How to Play the Blind Nine Golf Format

In the Blind Nine golf tournament format, sometimes called Blind Hole (or Blind 9), only nine of the 18 holes count for each team's final score. The catch? The teams don't know which nine holes count until the round is over.

Blind Nine really is just a basic scramble, but with that twist on scoring. The teams are typically four-player, but scrambles can be played with three or even just two golfers per team.

The teams go out and play the scramble as per usual.

Meanwhile, after all the teams have teed off, tournament organizers select the nine holes whose scores will count.

Typically, the nine holes are selected randomly for a Blind Nine: organizers can use a random number generator or golf format software if they have it, or just write numbers one through 18 on slips of paper and pull them out of hat.

However, some Blind Nine organizers prefer a bit more, well, organization, and choose three par-3 holes, three par-4 holes and three par-5 holes for the Blind Nine holes.

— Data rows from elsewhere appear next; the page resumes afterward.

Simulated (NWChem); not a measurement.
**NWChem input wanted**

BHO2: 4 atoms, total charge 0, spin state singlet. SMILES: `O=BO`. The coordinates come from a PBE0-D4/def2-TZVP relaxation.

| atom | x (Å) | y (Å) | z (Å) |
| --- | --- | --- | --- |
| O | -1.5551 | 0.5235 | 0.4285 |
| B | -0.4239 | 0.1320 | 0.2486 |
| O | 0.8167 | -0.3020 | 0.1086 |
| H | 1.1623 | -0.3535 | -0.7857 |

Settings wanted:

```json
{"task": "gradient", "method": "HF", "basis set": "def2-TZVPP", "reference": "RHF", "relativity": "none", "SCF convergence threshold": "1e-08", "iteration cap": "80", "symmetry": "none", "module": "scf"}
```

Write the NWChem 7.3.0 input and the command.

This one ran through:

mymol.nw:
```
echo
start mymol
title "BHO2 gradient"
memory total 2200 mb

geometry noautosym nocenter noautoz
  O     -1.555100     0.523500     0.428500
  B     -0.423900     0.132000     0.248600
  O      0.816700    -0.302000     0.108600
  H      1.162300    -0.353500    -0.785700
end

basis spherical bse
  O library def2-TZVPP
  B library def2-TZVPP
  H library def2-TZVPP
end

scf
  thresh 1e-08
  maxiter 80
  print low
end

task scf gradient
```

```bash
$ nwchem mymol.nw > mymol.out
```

We're not fans of that process, however, because it makes it easier on the field: There are usually only four par-3s and four par-5s on a golf course, so this method gives aways too much information.

Regardless, at the end of the round the golfers learn which nine of the 18 holes count for scores. Each teams' performance on those nine holes is calculated, and those scores determine the winners.

Blind Nine is usually played with full handicaps, but using three-quarter handicaps or some other fraction can help ease the logjam that is sometimes created by using only nine holes to score.